Creating Workflows

In this tutorial, we’ll explore how to:

  • connect together multiple FireWorks into Workflows

This tutorial can be completed from the command line. In this tutorial, we will run examples on the central server for simplicity. One could just as easily run them on a FireWorker if you’ve set one up.

The simplest workflow

The simplest workflow consists of two jobs without any data dependency between them. The only constraint is that the second job should be executed after the first.

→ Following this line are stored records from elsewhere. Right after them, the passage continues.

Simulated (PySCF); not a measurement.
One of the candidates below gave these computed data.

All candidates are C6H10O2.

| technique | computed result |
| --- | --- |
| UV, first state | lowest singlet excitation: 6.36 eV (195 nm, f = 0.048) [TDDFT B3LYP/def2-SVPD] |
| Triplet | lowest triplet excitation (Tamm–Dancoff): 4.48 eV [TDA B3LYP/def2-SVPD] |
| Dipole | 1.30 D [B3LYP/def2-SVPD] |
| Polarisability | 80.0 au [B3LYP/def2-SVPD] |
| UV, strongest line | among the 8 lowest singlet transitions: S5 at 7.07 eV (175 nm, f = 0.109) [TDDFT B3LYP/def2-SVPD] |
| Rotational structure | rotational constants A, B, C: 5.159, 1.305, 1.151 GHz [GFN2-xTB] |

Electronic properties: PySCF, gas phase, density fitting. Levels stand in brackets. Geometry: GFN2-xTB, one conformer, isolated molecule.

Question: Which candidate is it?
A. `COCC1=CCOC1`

For example, we might want print the first two lines of Hamlet’s soliloquy to the standard out (e.g., your Terminal window). We can represent the workflow with the following diagram:

Hamlet WF

Basically, we just want to ensure that “To be, or not to be,” is printed out before “that is the question:”. Let’s define and execute this workflow.

  1. Move to the workflow tutorial directory in your fireworks repository:

    cd <INSTALL_DIR>/fw_tutorials/workflow
    
  2. The workflow is encapsulated in the hamlet_wf.yaml file. Look inside this file. The first section, labeled fws, contains a list of Firework objects:

    • We define a Firework with fw_id set to 1, and that prints “To be, or not to be,”.
    • We define another Firework with fw_id set to 2, and that prints “that is the question:”

    The second section, labeled links, connects these FireWorks into a workflow:

    • In the links subsection, we are specifying that the child of FW with id 1 is the FW with id 2. This means hold off on running “that is the question:” until we’ve first run “To be, or not to be,”.
  3. Let’s insert this workflow into our database:

    lpad reset
    lpad add hamlet_wf.yaml
    

    Note

    When you insert the Workflow into the database using the LaunchPad, the LaunchPad will echo back an id_map that tells you how fw_ids were reassigned. The value of the fw_id has no meaning or effect on the operation of FireWorks.

  4. Let’s look at our two FireWorks:

    lpad get_fws -i 1 -d all
    lpad get_fws -i 2 -d all
    
  5. You should notice that the Firework that writes the first line of the text (“To be, or not to be,”) shows a state that is READY to run. In contrast, the Firework that writes the second line is not yet READY. The second line will not run until the first line is complete.

  6. Let’s run the just first step of this workflow, and then examine the state of our FireWorks:

    rlaunch -s singleshot
    

    Note

    The -s option is a shortcut to the --silencer option that suppresses log messages.

  7. You should have seen the text “To be, or not to be” printed to your standard out. Let’s examine our FireWorks again to examine our new situation:

    lpad get_fws -i 1 -d more
    lpad get_fws -i 2 -d more
    
  8. We see now that the first step is COMPLETED, and the second step has automatically graduated from WAITING to READY.

  9. Let’s now launch a Rocket that will run the second Firework of this Workflow:

    rlaunch -s singleshot
    
  10. This should print the second step of the workflow (“That is the question”). You can verify that both steps are completed:

    lpad get_fws -i 1 -d less
    lpad get_fws -i 2 -d less
    

Note

Shakespeare purists will undoubtedly notice that I have mangled the first line of this soliloquy by splitting it into two lines. But at least we printed them in the correct order!

A Diamond Workflow

Let’s continue with a very similar example, but make the workflow a little more intricate. We will now print the org chart of a company. Of course, CEOs should be printed before managers, and managers before interns:

Org chart WF

Let’s quickly define and execute this workflow.

  1. Stay in the same workflow tutorial directory in your fireworks repository and clean it up:

    cd <INSTALL_DIR>/fw_tutorials/workflow
    rm FW.json
    
  2. The workflow is encapsulated in the org_wf.yaml file. Look inside this file.

    • The fws section should make sense - we have defined one Firework for each position in the company (4 in total).
    • The links section should also make sense. The CEO has two children (the managers). The managers each have the same child (the intern). (The company appears to be quite the oligarchy!)
  3. Once everything makes sense, let’s add the workflow and run everything at once:

    lpad reset
    lpad add org_wf.yaml
    rlaunch -s rapidfire
    
  4. You should notice that the CEO correctly gets printed above the managers, who in turn are printed above the intern. There is no preference amongst the two managers as written; FireWorks might print either manager first. If you want to distinguish between them, you can use priorities.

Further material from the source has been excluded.